From Booker-shortlisted author David Szalay, comes a propulsive, hypnotic novel about a man who is unravelled by a series of events beyond his grasp.
Fifteen-year-old Istvan lives with his mother in a quiet apartment complex in Hungary. New to the town and shy, he is unfamiliar with the social rituals at school and soon becomes isolated, with his neighbour – a married woman close to his mother’s age – as his only companion. These encounters shift into a clandestine relationship that Istvan himself can barely understand, and his life soon spirals out of control.
As the years pass, he is carried gradually upwards on the currents of the twenty-first century’s tides of money and power, moving from the army to the company of London’s super-rich, with his own competing impulses for love, intimacy, status and wealth winning him unimaginable riches, until they threaten to undo him completely.
Spare and penetrating, Flesh is the finest novel yet by a master of realism, asking profound questions about what drives a life- what makes it worth living, and what breaks it.
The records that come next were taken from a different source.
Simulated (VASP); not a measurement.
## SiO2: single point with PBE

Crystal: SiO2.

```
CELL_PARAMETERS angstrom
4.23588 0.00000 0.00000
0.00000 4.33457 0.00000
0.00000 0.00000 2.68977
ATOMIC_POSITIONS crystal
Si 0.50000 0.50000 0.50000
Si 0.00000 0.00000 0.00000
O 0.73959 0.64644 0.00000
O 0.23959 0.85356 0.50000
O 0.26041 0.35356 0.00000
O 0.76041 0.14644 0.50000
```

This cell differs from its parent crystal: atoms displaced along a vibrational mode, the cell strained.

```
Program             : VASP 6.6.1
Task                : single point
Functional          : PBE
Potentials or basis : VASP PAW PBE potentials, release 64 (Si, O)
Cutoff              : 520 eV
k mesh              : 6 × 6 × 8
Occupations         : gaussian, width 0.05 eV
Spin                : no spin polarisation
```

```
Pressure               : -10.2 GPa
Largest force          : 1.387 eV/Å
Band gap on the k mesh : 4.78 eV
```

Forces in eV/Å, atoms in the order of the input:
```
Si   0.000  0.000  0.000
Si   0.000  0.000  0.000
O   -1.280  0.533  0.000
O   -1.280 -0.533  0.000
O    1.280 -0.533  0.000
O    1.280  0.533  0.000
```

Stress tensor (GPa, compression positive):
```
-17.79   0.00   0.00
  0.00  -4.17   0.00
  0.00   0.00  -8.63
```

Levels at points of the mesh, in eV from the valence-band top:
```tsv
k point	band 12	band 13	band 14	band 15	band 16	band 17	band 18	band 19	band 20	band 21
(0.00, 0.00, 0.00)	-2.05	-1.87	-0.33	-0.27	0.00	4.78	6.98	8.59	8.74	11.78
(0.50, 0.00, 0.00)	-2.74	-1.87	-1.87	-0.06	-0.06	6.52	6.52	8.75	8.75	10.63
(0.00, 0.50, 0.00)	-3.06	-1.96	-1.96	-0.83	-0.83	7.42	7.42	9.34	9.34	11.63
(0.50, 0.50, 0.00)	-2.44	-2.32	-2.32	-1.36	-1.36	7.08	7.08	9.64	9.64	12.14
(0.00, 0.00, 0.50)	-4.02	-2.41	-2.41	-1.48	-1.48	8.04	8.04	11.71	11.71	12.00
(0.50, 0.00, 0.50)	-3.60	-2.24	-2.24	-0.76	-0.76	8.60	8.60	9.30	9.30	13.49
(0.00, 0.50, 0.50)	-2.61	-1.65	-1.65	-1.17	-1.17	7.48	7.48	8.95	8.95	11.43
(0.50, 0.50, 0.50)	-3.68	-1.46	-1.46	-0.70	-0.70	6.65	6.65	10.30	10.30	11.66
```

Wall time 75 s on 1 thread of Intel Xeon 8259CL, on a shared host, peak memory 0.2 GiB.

Chosen as a ‘Best Book of 2025’ by the Guardian, Observer, Financial Times, Daily Telegraph and Daily Mail
‘Flesh is a wonderful novel – so brilliant and wise on chance, love, sex, money’ David Nicholls, author of One Day
‘It’s been a long time since I’ve been swallowed whole by a novel the way I was by this one … So much searing insight into the way we live now’ Observer
‘Compelling and elegant, merciless and poignant. David Szalay is an extraordinary writer’ Tessa Hadley
Format: Paperback
Pages: 368
Imprint: Jonathan Cape UK
Publication date: 06/03/2025

Flesh
By David Szalay
Review by Marija
A fascinating and heart-breaking work, longlisted for the 2025 Booker Prize.
The writing is spare, and utterly compelling in its unyielding forward movement. The main protagonist Istvan, is neither a hero nor an anti-hero as he passively moves through his life as a piece of driftwood gliding through the shallows of the ocean. Yet the daily banal trivialities slowly, inexorably gather into a life that is eventually revealed as part of the greater social landscape of modern-day Europe.
Though I found Istvan at times remote, and often frustrating, the ending left me quite bereft, and with questions of what is a life after all - do we live it, does it live through us? Personally, I love authors who write in this way of a slow burn, a collection of small moments that lead to an ending that leaves you off-kilter and slightly dazed.